Additional Influencing Factors Affecting The Google PageRank
Many people have discussed the possibility that things beyond the link structure of the web are considered by the PageRank algorithm ever since Page and Brin published the science behind the rankings. In his patent specs, Page discusses a few additional influencing factors. These include:
- Date of link publication
- Significance of the link
- Distance between web pages
- Visibility of the link
- Link position
The reason additional factors such as these are considered in the PageRank algorithm is the fact that including them leads to a significantly better approximation of human usage deviating from the random surfer model. Considering visibility, position, and significance of the link all allow a better approximation to reality than does the rather static and uninnovative models that require the person to effectively operate as an agent that has no interaction with the website beyond randomly selecting a link on the page.
Of course, these factors were just suggestions on Page’s part, and it’s impossible to run tests to determine whether or not they’ve been incorporated into the Google PageRank algorithm. Because of that, there’s no point in trying to produce a model to replicate behavior that these factors would introduce. Rather, we’ll take a look at how additional influencing factors could be brought into the model, which will reveal quite a bit about how much flexibility Google has in influencing PageRank information after the fact.
Implementing the PageRank algorithm by adding additional ranking factors requires us to modify the algorithm we proposed in the beginning. We can safely make two assumptions: That the PageRank calculations are iterative, and that the number of database queries made during the iterations is minimized for the sake of saving computational time and resources. With that in mind, let’s look at the following extension of the PageRank algorithm:
PR(A) = (1-d) + d (PR(T1)×L(T1,A) + … + PR(Tn)×L(Tn,A))
This looks much the same as before, but with one new addition. The function L(x, y) returns the evaluation of a page x that points to page y. This takes into consideration the number of links between the two, outbound links from each page, and inbound links to each page. This allows for a very holistic evaluation of websites that is organic enough to reflect human tendencies, but mechanical enough to be easily automated.

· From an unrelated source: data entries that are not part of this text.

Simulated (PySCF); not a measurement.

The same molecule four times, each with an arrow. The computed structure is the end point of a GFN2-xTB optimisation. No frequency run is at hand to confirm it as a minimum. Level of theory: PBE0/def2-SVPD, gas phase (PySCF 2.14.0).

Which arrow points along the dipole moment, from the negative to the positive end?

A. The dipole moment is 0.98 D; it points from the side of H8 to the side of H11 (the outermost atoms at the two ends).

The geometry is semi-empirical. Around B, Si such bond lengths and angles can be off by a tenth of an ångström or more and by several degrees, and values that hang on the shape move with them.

Different Link Evaluations
Page mentions visibility and positions of links as two influencing factors. This is sensible, because the visibility and position of a link are obviously huge influencing factors in how frequently a surfer actually clicks them. It’s impossible to have a truly random human surfer: A hidden link will never be followed, and a link at the bottom of a page that has to be scrolled to to be seen will, similarly, be followed less frequently than links towards the top of the page. It’s rather difficult to evaluate PageRank as a function of positions coded in CSS and HTML, so instead, we’ll look at a model that assigns a probability of being followed to each link on the page.
One way to create such a model is to imagine a website with pages A, B, and C, all of which are linked to each other. The idea of probabilities can be realized by assigning integer values that scale with visibilities and positions that make the link easier to see. We might assign a link from B to A a value of 3 if it is present at the top of a page and is bold. Let’s assign probabilities to these sites that allow us to write the following equations:
X(A,B) × Y(A,B) = 1 × 3 = 3
X(A,C) × Y(A,C) = 1 × 1 = 1
X(B,A) × Y(B,A) = 2 × 3 = 6
X(B,C) × Y(B,C) = 2 × 1 = 2
X(C,A) × Y(C,A) = 2 × 3 = 6
X(C,B) × Y(C,B) = 2 × 1 = 2
Because we have to consider the total number of evaluated links on the page as opposed to just the links on a particular page, we must write these weighted quotients:
Z(A) = X(A,B) × Y(A,B) + X(A,C) × Y(A,C) = 4
Z(B) = X(B,A) × Y(B,A) + X(B,C) × Y(B,C) = 8
Z(C) = X(C,A) × Y(C,A) + X(C,B) × Y(C,B) = 8
The values of our L(,) equations work out to the following:
L(A,B) = 0.75
L(A,C) = 0.25
L(B,A) = 0.75
L(B,C) = 0.25
L(C,A) = 0.75
L(C,B) = 0.25
With our standard d = 0.5, we get:
PR(A) = 0.5 + 0.5 (0.75 PR(B) + O.75 PR(C))
PR(B) = 0.5 + 0.5 (0.75 PR(A) + 0.25 PR(C))
PR(C) = 0.5 + 0.5 (0.25 PR(A) + 0.25 PR(B))
. . . Which gives us:
PR(A) = 819/693
PR(B) = 721/693
PR(C) = 539/693
Whew! That was a lot of math. But, there’s definitely a lot to learn from the conclusions. Let’s take a look. First, we can see that page A has the highest rank by far. This is because A receives a more highly rated link from B and C than B and C do from each other. Another interesting fact is that the sum of the PageRanks equals 3 (2079/693). In other words, the sum of the PRs matches the total number of pages. This allows us to do away with the need for normalization and just consider the pages of the sites under consideration. This allows us to minimize the amount of work that needs to be done in ranking and focus instead on dealing with the page rankings, rather than generating them, a wonderful boon for anyone involved in development.